Sep 12th 2015

Ebony G. Patterson: unearthing treez

@ Monique Meloche Gallery

2154 W Division, Chicago, IL 60622

Opening Saturday, September 12th, from 4PM - 7PM

On view through Saturday, October 24th

Opening reception: Saturday, September 12, 4-7pm

In her third solo exhibition at moniquemeloche, Ebony G. Patterson will debut a new body of her signature hand-embellished tapestries that are part of the ongoing series Dead Treez. Focusing on the body to impart the paradoxical relationship between Jamaica’s traditional expectations of manhood and the flamboyant aesthetics of its dancehall culture, Patterson creates a window onto working-class Jamaican society. Adorned with patterning and ornamentation, the artist seduces the viewer into bearing witness to the underreported and unacknowledged brutality experienced by those on the lower rungs of the socioeconomic ladder. Gone are the party people glittering in the video light, these new tapestries hold images of murder victims, drawing attention to shadowy and more violent aspects of the pageantry:

An image was circulating on social media of a three-year-old child who was murdered in a tenement housing project. Bystanders took pictures and shared them with the intent to raise awareness—that this photo was so disturbing that it would get attention. I think there is something very strange that happens with people who choose to share images like that. We no longer think about the individual, it’s not a person, it’s an image, [and] it’s an object. There is this distance; we now only experience the world through a screen which separates us from the reality. The catch-22 is that if we didn’t have social media, these people—these invisibles—would not be visible, we would not know about them.
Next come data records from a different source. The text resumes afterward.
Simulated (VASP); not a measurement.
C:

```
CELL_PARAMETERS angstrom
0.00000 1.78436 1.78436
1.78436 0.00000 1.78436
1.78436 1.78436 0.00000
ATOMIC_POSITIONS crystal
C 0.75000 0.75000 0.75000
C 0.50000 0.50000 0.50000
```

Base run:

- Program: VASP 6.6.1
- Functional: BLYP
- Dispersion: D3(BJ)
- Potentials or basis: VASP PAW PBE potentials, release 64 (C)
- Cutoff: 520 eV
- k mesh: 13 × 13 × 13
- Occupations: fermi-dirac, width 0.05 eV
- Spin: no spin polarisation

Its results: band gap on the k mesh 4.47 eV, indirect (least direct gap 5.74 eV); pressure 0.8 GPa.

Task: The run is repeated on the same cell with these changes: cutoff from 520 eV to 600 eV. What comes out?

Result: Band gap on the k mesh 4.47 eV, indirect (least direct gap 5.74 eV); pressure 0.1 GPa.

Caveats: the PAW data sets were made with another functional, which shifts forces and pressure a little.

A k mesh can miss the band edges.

Ebony G. Patterson (Jamaican, b. 1981 Kingston, lives Kingston and works Lexington, KY) is the recipient of many prestigious fellowships, awards and grants, including the Aaron Matalon Award from the Jamaica Biennial (2014), William H. Johnson Prize finalist (2013), a Musgrave Medal from the Institute of Jamaica (2012), Small Axe Magazine and Andy Warhol Commissioned Grant (2012), and Rex Nettleford Fellowship in Cultural Studies (2011). Her work will be featured in the upcoming seasons of Empire, directed by Lee Daniels (20th Century Fox Television), and was recently featured at the 12th Havana Biennial: Between the Idea and the Experience, Havana, Cuba (2015); Prospect.3: Notes for Now, curated by Franklin Sirmans, New Orleans, LA (2014), the Jamaica Biennial 2014, National Gallery of Jamaica, Kingston. Her current solo exhibition Dead Treez at the Kohler Arts Center, Sheboygan, WI (through Sept 2015) travels to the Museum of Art and Design, New York, NY (November 2015). Current and upcoming shows include a solo exhibition at the Studio Museum in Harlem (March 2016); Disguise: Masks and Global African Art, Seattle Art Museum, Seattle, WA (through Sept 2015); and En Mas’: Carnival 21st Century Style, The Caribbean as Site Specific Performance that recently closed at the Contemporary Arts Center, New Orleans, LA will now embark on a tour of the Caribbean that will begin at the National Art Gallery of the Cayman Islands (2016) and onto the National Gallery of the Bahamas. Her work has been published in The New York Times, The Financial Times, Forbes Magazine, Frieze Magazine, Vogue Italia, The Huffington Post, Artnet, Blouin Artinfo, ARC Magazine, Chicago Magazine, The Jamaica Observer, The Miami Herald, and Art Voices Magazine, amongst others. Her work is in the public collections of the National Gallery of Jamaica, Nerman Museum of Contemporary Art, and the Nasher Museum at Duke University. Patterson is Associate Professor in Painting and Mixed Media at the University of Kentucky in Lexington and is currently on sabbatical and was awarded a faculty research grant for 2015.